I recently needed to migrate a relatively large repository from SVN to GIT. For simple applications, this migration is done easily with git svn clone https://...
However, due to the large repo size, or a shady network, or the fact that I was running on windows, the clone failed repeatedly. The work around is to pull the changes in pieces.
Start by initializing the project without fetching the history.
mkdir my-project && cd my-project # the -s indicates a 'standard subversion layout' # i.e. trunk is in the trunk folder, branches=branches, tags=tags git svn init -s $URL
Optionally, you can setup a mapping for for your users. You’ll need to checkout the existing SVN repo, then run this command in that context to get your authors.
cd path/to/svn/folder # Linux/OSX svn log -q | awk -F '|' '/^r/ {sub("^ ", "", $2); sub(" $", "", $2); print $2" = "$2" <"$2">"}' | sort -u > authors-transform.txt # Windows svn log -q | awk -F "|" "/^r/ {sub(\"^ \", \"\", $2); sub(\"$\", \"\", $2); print $2\" = \"$2\" ^<\"$2^>\"}" | sort > authors-transform.txt
Next you’ll need to update the file by hand with your user transformations.
# authors-transform.txt format: # svn-user-id = git-full-name <git-email-address> # example: # hpaddock = Heath Paddock <heathpaddock@heathpaddock.com>
Tell your git repo about the authors file.
git config svn.authorsfile /path/to/authors-transform.txt
With your project initialized and optionally your authors-transform setup, you are ready to start pulling commits.
git svn fetch
In my case, this ran for only a few commits before it locked up due to a misalignment of the planets, or gremlins, or maybe even pebkac.

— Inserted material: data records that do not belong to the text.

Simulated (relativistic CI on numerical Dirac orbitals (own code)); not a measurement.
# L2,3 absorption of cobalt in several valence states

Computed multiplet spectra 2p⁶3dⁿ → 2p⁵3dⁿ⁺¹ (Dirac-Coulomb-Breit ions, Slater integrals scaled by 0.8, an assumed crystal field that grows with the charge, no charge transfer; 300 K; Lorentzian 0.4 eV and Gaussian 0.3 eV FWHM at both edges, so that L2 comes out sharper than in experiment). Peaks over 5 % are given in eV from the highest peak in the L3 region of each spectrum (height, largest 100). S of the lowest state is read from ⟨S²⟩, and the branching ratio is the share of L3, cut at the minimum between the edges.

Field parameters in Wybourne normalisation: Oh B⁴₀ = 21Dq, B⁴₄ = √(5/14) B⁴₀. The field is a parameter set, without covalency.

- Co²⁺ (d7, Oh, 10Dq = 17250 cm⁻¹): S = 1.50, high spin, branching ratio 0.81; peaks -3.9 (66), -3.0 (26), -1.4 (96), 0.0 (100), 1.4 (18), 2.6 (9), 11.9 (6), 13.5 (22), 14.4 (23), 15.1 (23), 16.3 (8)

Fortunately, git-svn is pretty smart about not re-fetching revisions you already have so if/when your system crashes, you can simply re-run git svn fetch
and it will continue from the last good commit
If your machine chokes like mine did you can specify a sub-range of revisions
# get revisions 1 through 10 git svn fetch -r 1:10
Once you’ve pulled down all revisions, you’ll run git log
and be disappointed to find almost nothing. That’s because HEAD is still pointed to the first commit. This is easily resolved with
git rebase origin/trunk
Now you should be up-to-date as if you had run a successful git svn clone
. The only thing left is to add a new origin remote and push the code.